Markov processes and generalized Schroedinger equations

TL;DR

This paper develops a framework linking Markov processes with generalized Schrödinger equations, extending Nelson's stochastic mechanics to include Levy processes and providing new insights into their mathematical structure.

Contribution

It introduces a method to derive Hamiltonians of generalized Schrödinger equations from Markov process generators using Doob transformations and Dirichlet forms, broadening stochastic mechanics.

Findings

Established a connection between stationary wave functions and Markov processes.
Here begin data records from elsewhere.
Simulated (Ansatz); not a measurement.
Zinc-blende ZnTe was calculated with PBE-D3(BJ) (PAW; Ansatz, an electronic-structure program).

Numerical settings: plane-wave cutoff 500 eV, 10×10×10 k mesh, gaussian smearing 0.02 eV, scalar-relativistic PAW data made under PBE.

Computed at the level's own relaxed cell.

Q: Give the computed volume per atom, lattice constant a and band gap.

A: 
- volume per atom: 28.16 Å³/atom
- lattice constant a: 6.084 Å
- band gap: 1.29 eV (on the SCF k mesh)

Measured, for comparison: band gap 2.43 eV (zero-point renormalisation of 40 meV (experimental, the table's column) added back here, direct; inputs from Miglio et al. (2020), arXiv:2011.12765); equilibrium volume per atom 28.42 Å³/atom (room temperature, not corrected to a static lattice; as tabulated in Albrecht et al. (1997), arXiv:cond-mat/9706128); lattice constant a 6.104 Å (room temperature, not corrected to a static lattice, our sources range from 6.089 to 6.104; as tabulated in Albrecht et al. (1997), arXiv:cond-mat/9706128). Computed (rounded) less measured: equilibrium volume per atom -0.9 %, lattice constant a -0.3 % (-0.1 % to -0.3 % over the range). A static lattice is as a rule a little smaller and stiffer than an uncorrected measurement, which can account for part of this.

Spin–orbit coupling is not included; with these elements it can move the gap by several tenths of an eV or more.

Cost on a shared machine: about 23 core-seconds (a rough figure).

Extended Nelson's stochastic mechanics to Levy-type processes.

Provided examples involving Cauchy noise and Levy-Schroedinger equations.

Abstract

Starting from the forward and backward infinitesimal generators of bilateral, time-homogeneous Markov processes, the self-adjoint Hamiltonians of the generalized Schroedinger equations are first introduced by means of suitable Doob transformations. Then, by broadening with the aid of the Dirichlet forms the results of the Nelson stochastic mechanics, we prove that it is possible to associate bilateral, and time-homogeneous Markov processes to the wave functions stationary solutions of our generalized Schroedinger equations. Particular attention is then paid to the special case of the Levy-Schroedinger equations and to their associated Levy-type Markov processes, and to a few examples of Cauchy background noise.